July 5, 2015

‘A Hero’s Walk’

Ag alum chronicles father’s WWII journey in fascinating new book

by JAMIE CREAMER

Agribusiness graduate Mike Darnell has penned a new book chronicling his father's experiences in WWII.

Agricultural business and economics graduate Mike Darnell chronicled his father’s experiences in WWII in his book, A Hero’s Walk.

Funny how you can live with someone your whole life and never really know the person.

For Auburn College of Agriculture alum Mike Darnell (’79, agricultural business and economics), it was his dad, B.B. Sure, Mike had grown up knowing that his father—a 1942 Auburn agriculture alumnus and a highly respected Lee County cattle farmer and agribusinessman—was a U.S. Army veteran who had served in Italy in World War II.

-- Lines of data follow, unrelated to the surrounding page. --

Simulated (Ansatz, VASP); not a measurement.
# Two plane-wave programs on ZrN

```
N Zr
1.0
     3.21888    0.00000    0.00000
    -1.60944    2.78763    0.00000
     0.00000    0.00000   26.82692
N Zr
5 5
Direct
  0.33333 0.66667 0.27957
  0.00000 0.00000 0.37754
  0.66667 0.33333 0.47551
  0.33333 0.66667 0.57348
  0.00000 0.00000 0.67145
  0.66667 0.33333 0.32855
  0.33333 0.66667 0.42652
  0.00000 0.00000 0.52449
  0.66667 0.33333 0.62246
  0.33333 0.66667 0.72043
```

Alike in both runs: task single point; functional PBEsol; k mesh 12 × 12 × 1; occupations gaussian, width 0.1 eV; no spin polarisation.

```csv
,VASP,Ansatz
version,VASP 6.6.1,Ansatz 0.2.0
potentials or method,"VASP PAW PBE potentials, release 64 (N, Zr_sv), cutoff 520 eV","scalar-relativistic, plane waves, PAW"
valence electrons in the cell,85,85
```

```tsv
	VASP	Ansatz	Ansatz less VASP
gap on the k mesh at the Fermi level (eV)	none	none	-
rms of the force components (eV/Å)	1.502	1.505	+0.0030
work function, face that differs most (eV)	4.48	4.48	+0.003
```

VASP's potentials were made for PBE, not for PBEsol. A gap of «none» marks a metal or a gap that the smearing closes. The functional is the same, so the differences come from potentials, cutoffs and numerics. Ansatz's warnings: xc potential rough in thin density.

But B.B. never talked about his time in the service, and Mike never bothered to ask.

It wasn’t until the elder Darnell was in his 80s, frail and suffering from dementia, that the war stories came, bits and pieces of painful, long-held-close memories of bloody battles, brutal attacks and counterattacks, and so much carnage.

“There were times when his mind was really clear, and he’d start talking about things that happened during the war, things that nobody in the family had ever heard about,” says Mike, a Glasgow, Kentucky, industrial machining business owner and the youngest of B.B. and wife Mildred’s four children. “Things would come out about how bad it was, and you could tell it bothered him, and apparently had bothered him all these years.”

B.B. Darnell passed away in 2011 at the age of 89, but the glimpses he had given his son into his wartime experiences had so fascinated Mike that he made it his mission to find out more.  

In April 2015, after more than three years of research that included poring through 4-inch-thick military files, immersing himself in WWII history, conducting interviews, accessing actual weekly and daily field operations reports from his father’s unit and traveling to Italy to retrace his father’s route, Mike Darnell published “A Hero’s Walk: The World War II Journey of Lt. B.B. Darnell.”

It is a 209-page historically based “journal’ that recounts the young WWII soldier’s trek across North Africa and through Italy as a member of the 328th Field Artillery Battalion, 85th Infantry Division.

From a Christmas Eve, 1943, departure from U.S. soil aboard the USS Gen. Alexander E. Anderson to a Nov. 3, 1945, return on the USS Monticello, journal entries chronicle the hardships and sacrifices that Darnell and the young men fighting alongside him endured in service to their country.

“Originally, it was going to be his letters to and from home, but I couldn’t find many of those,” Mike Darnell says. “I decided on a journal approach, constructing it as he would have written it.

“After my brother read the book, he said, ‘It sounds just like Daddy.’ That was the biggest compliment I could ever receive. That’s what I wanted to do.”

B.B. Darnell, who had graduated from Alabama Polytechnic Institute in ’42 not only with an agriculture degree but also with a commission as second lieutenant in the Army, had one of the most perilous assignments a soldier could have. As forward observer, he spent days on end on the front lines of battle, serving as the eyes and ears for his battalion and directing artillery fire. The average life expectancy for forward observers in WWII was two weeks.

But the lieutenant beat the odds and returned to his home in Notasulga a decorated warrior, having been awarded the Bronze Star for heroism, both a Silver Star and an Oak Leaf Cluster for gallantry in action and a Purple Heart for wounds received in battle. But, in true B.B. Darnell form, he never talked about them. 

Mike Darnell can’t help but wonder how his father would react to the book.

“I hope he’d like it,” he says. “But he was a very modest, humble man, so I know he’d mainly be embarrassed.”

“A Hero’s Walk” is available on Amazon.com. Portions of the proceeds benefit USA Cares, a nonprofit organization providing emergency financial assistance to military families.

“Daddy would be proud and honored to know that his story was helping people who had served their country and are in need,” the author says.